Re: DTD & Lang attribute (Checkpoint 3.2 & 4.3) from David Woolley on 2002-09-09 (w3c-wai-ig@w3.org from July to September 2002)

From: David Woolley <david@djwhome.demon.co.uk>
Date: Mon, 9 Sep 2002 21:56:03 +0100 (BST)
To: w3c-wai-ig@w3.org
Message-Id: <200209092056.g89Ku4O02358@djwhome.demon.co.uk>
> >From what I understand (please correct me if I'm wrong) the DTD and HTML=
> 
> Lang attribute=A0are used by browsers/ATs to determine the code and
> language used in order to best represent a site.=A0 My question is this:=

DOCTYPE is used by validators to enable them to check the syntax.
In principle it could be used by a pure CSS browser to tell it something
about HTML - you would need a full style sheet as well.  It is used
by some recent browsers to indicate that the author probably really
wrote in HTML, rather than a random sequence of tags, and therefore
wants HTML obeyed properly, rather than heuristics to make it behave
more like broken earlier browsers.  This is typically triggered by a
Strict variant of the DTD.

LANG is used to set the default natural language for the document, and in
theory is used to select layout rules appropriate for the language (e.g.
there are no word spaces in Chinese).  It can be used by style sheets to
implement some of this.  Some search engines will use it to allow search
by language.

> 
> Can these browsers/ATs still read (and interpret) the DTD and HTML Lang
> attribute if it is not at the very beginning of the document? for

Only if they provide appropriate error recovery - however, in principle,
the nature of that error recovery depends on the document type, so not
starting with the DOCTYPE is likely to force legacy broken HTML mode
and cause the subsequent DOCTYPE to be ignored.

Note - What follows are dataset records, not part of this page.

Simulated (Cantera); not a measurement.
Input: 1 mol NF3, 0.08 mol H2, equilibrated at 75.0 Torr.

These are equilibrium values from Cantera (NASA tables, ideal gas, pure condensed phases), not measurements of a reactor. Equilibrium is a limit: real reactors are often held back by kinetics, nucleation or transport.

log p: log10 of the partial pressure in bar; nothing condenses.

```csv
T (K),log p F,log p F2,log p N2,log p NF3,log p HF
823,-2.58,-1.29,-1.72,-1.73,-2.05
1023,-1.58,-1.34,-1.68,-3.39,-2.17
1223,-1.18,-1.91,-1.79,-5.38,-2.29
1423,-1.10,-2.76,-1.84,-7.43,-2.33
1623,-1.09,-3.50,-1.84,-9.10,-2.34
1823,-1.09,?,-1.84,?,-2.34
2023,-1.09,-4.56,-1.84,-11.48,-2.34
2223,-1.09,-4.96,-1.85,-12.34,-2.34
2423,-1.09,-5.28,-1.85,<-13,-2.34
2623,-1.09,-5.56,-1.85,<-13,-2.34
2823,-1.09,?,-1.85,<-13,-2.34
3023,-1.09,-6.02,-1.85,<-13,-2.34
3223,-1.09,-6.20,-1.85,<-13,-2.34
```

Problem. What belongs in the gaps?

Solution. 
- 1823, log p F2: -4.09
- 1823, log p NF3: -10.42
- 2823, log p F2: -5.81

There are some artefacts in the following due to not decoding the quotable
printed encoding, but the actually demonstrate some points.

> <META HTTP-EQUIV=3D"Content-Type" CONTENT=3D"text/html;
> charset=3DUS-ASCII">=A0=A0=A0=A0=A0=A0=A0=A0=A0=A0=20

No content is allowed here, so the non break space is invalid.

> <!DOCTYPE HTML PUBLIC "-//W3C//DTD HTML 4.0 Transitional//EN"

Too late.

> <title>Amputations</title><meta http-equiv=3D"content-Type"
> content=3D"text/html; CHARSET=3D"iso-8859-1">

I doubt that any browser will find this, even if it does very crude
parsing.  This document is restricted to ASCII, although you can use
entities, as the browser will have selected the character set on the
first one (chances are it doesn't enforce the restriction).

> and cannot be tinkered with in any way (and if they can I would be more
> than happy to admit my error and learn how!)

It is always going to generate technically invalid documents, but you
can avoid compounding the issue by not including DOCTYPE, a HEAD element,
or BODY tag.  You ought to be able to specify LANG on the outermost elements
in the BODY, but you will have to do it for each one, and not have any
text not in a block element - I'm not sure what rules search engines
use, but I doubt they look for LANG in depth.  You will need to ensure
that you use entities for any non-ASCII characters and should not assume
anything beyond HTML 4.01 Transitional (technically the last version of
HTML that allowed DOCTYPE to be left out was HTML 2.0, but that's not
a problem with real browsers).

> This message contains privileged and confidential information intended

Bogus confidentiality notice deleted.

> Content-Type: application/rtf

Redundant, proprietory, huge (25K), word processor format deleted.
Received on Monday, 9 September 2002 17:01:36 UTC